Editor's note: The following was first published on the author's blog, brohammas.wordpress.com.

Being Mormon is not so much what you believe, or where you sit on Sunday, but it is very much who sits next to you on Sunday. It is even more about who you hang out with on Wednesday.

In The Church of Jesus Christ of Latter-day Saints, there are no pastors or priests, at least not in the professional sense. There are plenty of people doing a lot of preaching, just not a whole lot of getting paid to do it. By not a whole lot I mean none.

But things still need to get done. Lessons to be taught, sick need to be visited, and Sunday sermons need to be given. This is why Mormonism is about who sits next to you. Because that is who does these things. Better yet, you do too. Sometimes it works out well, sometimes not, but that is how it works, and because this is how it works, I have been forced to learn a few things.

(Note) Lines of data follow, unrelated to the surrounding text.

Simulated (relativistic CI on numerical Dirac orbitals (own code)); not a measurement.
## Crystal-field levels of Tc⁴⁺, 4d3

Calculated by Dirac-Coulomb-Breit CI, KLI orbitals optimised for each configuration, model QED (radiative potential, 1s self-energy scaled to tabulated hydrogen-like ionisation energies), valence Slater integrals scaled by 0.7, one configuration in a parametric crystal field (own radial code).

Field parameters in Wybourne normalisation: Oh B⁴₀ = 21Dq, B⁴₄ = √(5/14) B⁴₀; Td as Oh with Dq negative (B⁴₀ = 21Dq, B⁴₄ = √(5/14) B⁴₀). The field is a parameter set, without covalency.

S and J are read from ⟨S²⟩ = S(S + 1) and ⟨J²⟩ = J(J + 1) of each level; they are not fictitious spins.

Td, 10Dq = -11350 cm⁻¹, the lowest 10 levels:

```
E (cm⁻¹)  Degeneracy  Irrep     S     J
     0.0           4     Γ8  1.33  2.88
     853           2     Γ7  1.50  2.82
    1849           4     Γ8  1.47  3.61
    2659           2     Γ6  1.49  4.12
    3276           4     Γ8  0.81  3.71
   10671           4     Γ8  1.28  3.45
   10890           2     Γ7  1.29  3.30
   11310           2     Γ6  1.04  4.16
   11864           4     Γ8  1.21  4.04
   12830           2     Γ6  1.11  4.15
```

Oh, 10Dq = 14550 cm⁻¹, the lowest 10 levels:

I have not learned so much about what is in our books, which is important, but I have learned a little more about how the stuff in those books doesn't matter a bit if I ignore the person in the chair sitting next to me. No matter who that person is.

Some of the people who have sat next to me have been right, even more have been wrong, and better yet, I've been both of those things too. Some have been beautiful, some not so much. Some well-educated, others not so much. Some have been nice, many more quite the opposite. On and on and on, and still things have to get done. And when it comes time to get those things done, you look around, and that is all you have; the people sitting next to you.

And you learn to love. A family kind of love. The kind of love where you want to strangle your cousin Larry, because he deserves to be strangled, but he is your cousin and always will be, so you have to love him. You don't have a choice whether or not to be cousins, you only have the choice to learn to love him or be miserable.

It isn't easy.

But that’s the point. This is simply how it is. By "it" I mean reality. Truth. This is reality. Take a look at the people around you and this is how it is. It is like this now, and it will be like this in eternity.

Eternity, or heaven, is not clouds and space, it is faces. This is not to say that all these faces are just or justified, including that one in the mirror. But here we all are — in this together. And our charge is to get better.

A lot better.

Christianity, of which we are part, is based on the idea that this human pursuit of perfection is impossible. We can't do it and are doomed to be failures, hence the need for a Christ to redeem us from ourselves. And that is Mormonism. This role of Jesus Christ is where one sacrificed and helped another get better, even though that "other" was deficient, and we are charged with the task of becoming more Christ-like.

So we have to help the person in the chair next to us, even if they are no longer sitting in that chair, even if they don't deserve it, even if they are horrible. Or even if they are wonderful.

And we have to be helped too.

Because on any given day, or in any one way, I am both horrible and wonderful.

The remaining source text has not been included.